RE: [namespaceDocument-8] 14 Theses, take 2

On Mon, 2002-02-18 at 16:29, David Orchard wrote:
[...]
> I believe we must solve this definition problem and document this in our
> arch document.  We obviously have 2 camps:
> 1) schemas are syntactic validation, and dtds/xml schema/relax/dcd/WSDL are
> instances.
> 2) schemas are any kind of definition used in interpretation.  This includes
> 1) but adds in html, RDF Schema, others.  A fragment from RDF Schema
> illustrates "Unlike an XML DTD or Schema, which gives specific constraints
> on the structure of an XML document, an RDF Schema provides information
> about the interpretation of the statements given in an RDF data model. "
[...]
> Is there any possibility that the proponents of option #2 could see their
> way to adopting schema definition #1?  I would volunteer to help with coming
> up with a new term for #2.

If it were that simple, I'd agree to stop using 'schema' for 2).
But even in the case of XML schemas, I'm not sure folks
see them as just about syntax.

Tim Bray said something like "the world thinks schemas are
for expressing syntactic constraints, so if
we decide otherwise, we'll have to re-educate them."

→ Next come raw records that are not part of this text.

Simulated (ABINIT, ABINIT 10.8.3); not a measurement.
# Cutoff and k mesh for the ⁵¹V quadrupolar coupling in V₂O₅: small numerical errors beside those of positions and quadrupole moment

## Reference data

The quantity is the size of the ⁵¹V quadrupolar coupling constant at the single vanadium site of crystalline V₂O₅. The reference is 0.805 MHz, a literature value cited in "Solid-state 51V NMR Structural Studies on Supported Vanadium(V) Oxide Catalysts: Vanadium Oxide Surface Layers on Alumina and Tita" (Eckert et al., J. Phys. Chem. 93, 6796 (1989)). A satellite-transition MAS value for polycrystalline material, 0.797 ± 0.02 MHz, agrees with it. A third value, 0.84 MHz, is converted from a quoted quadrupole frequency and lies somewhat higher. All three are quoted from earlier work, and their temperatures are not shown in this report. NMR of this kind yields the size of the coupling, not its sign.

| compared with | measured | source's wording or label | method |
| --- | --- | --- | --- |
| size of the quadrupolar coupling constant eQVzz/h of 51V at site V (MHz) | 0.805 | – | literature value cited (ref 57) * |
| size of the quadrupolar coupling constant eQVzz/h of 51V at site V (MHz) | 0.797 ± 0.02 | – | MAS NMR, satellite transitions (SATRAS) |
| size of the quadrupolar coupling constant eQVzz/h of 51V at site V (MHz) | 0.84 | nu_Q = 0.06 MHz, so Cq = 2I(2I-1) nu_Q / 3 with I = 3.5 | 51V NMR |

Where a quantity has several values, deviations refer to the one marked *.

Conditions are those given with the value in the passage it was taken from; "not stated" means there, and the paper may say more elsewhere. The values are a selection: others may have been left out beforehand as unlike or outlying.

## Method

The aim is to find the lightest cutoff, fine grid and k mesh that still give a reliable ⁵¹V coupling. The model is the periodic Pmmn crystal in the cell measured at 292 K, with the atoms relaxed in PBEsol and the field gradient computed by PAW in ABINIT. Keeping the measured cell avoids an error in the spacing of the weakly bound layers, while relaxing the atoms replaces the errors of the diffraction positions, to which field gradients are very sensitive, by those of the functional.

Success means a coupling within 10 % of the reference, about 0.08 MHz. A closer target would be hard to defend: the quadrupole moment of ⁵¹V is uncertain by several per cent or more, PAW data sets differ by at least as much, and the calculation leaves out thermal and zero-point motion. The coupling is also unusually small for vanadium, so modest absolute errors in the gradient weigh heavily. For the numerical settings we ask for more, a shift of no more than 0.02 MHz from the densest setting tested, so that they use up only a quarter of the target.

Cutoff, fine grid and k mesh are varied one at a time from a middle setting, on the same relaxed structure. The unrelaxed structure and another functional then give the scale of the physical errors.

> I venture that every developer in my company and probably almost
> all of our > 10 000 customers consider #1 to be the correct definition.

That's not what I see.

Visit Robin Cover's "what's new in XML" on any given day, and you'll
find at least a handful of items like this:

* [January 18, 2002]   ARTS and IXRetail Release XML Price and Digital
Receipt Schemas for Retail Industry.     Recent announcements from the
Association for Retail Technology Standards (ARTS) and the International
XML Retail Cooperative (IXRetail) describe the release of new XML
schemas for use by retailers. The IXRetail digital receipt XML schema
"provides retailers the ability to create, deliver and archive digital
receipts using in-store point-of-sale transaction data. ..."

	-- http://www.oasis-open.org/cover/sgmlnew.html

They refer to the product of their labors as 'schemas'.
And this product is *not* just an agreement about syntax,
as far as I can tell.

In particular, if you took their schema and made a copy of
it with a different namespace name, the syntax would be
nearly identical -- documents conforming to it would
have the same size and shape. But they wouldn't be
considered documents in the same language at all.

Languages are more than just syntax. When folks
talk about schemas, they're talking about language
definitions, including both syntax and semantics.

Hmm... maybe that's a useful term or collection of terms:

	language definition -- a (written) agreement about
	some syntactic constructs (aka a set of documents)
	and what they mean.

	syntax specification -- a document that
	includes enough information to tell whether
	some other document is syntactically good or not;
	perhaps including enough information to make
	a parse tree and decorate it while you're deciding.



> [...] it seems
> important to be precise and also obey the least-astonishment rule.

I completely agree. But I think the ARTS folks would be
surprised if you told them their schemas are just about syntax.

Am I completely off the mark?

I don't mind reserving the term 'schema' to mean
something syntactic in TAG use, if that's really
the way it's used in the wild. I just wonder
if that's the way it's used in the wild.